BOW project received funding
The project Large Offshore Wind Turbines (LOWT): Structural design accounting for non-neutral wind conditions is funded with 12 MNOK via the NFR FRIPRO program.
The project has a total volume of 14MNOK and and is coordinated by UiS, with UiB, SINTEF Energy and SINTEF industry as partners.
LOWT will develop new knowledge and models to improve the design basis for large floating wind turbines (>12MW) in freewind and wake conditions. Observations from Hywind Scotland have shown that the thermal stratification of the atmosphere can substantially affect the structural response of a wind turbine to the incoming turbulent flow.
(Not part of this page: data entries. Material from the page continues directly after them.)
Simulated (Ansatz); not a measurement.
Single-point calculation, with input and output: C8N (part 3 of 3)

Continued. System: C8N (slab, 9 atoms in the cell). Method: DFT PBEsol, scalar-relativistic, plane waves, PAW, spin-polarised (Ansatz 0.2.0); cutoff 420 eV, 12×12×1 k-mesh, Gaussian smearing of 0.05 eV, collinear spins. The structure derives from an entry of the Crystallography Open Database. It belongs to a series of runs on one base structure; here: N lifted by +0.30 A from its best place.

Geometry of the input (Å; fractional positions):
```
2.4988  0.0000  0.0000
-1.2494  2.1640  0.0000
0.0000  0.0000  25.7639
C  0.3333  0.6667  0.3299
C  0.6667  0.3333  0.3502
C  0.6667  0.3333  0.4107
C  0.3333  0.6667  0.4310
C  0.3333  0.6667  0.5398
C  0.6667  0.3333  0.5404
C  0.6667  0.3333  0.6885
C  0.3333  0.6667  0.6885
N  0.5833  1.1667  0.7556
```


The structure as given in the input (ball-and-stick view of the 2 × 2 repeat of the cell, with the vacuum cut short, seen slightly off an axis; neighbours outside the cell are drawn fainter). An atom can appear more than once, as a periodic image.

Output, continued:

The first objective is to use wind data from several offshore sites to characterize the wind field in non-neutral atmospheric conditions. The project will use high-frequency wind data combined with a brand new remote sensing dataset (COTUR). In the COTUR campaign, the incoming flow over the ocean was recorded, both within and above the surface layer, thus providing new insight on the applicability surface-layer scaling to model the turbulent wind loads on LOWT. This unique dataset will be analyzed for the first time to indicate whether the turbulence models used in the standards, which mainly relies on surface-layer scaling are appropriate or not. The final output will be to recommend a suitable wind and coherence model for in non-neutral conditions as input to free wind aero-elastic simulations and DWM models offshore.
The second objective is to validate the simulated wind turbine response using full scale data from offshore wind farms (Alpha Ventus, Sheringham Shoal, and Zefyros/Hywind Demo). The validated simulation tools will then be used to quantify the effect of non-neutral atmospheric conditions on future LOWT (>12MW) to ensure safe and cost-effective design in the next generation of offshore wind farms in Norway and beyond.
The final focus of the project is wake simulations of LOWT in non-neutral conditions using DWM model. High-fidelity CFD simulations will be used to include variable velocity shear in the DWM method and validate the wake meandering in non-neutral conditions. The non-neutral wind spectra and coherence from the data analysis work will be used as input for the DWM simulations.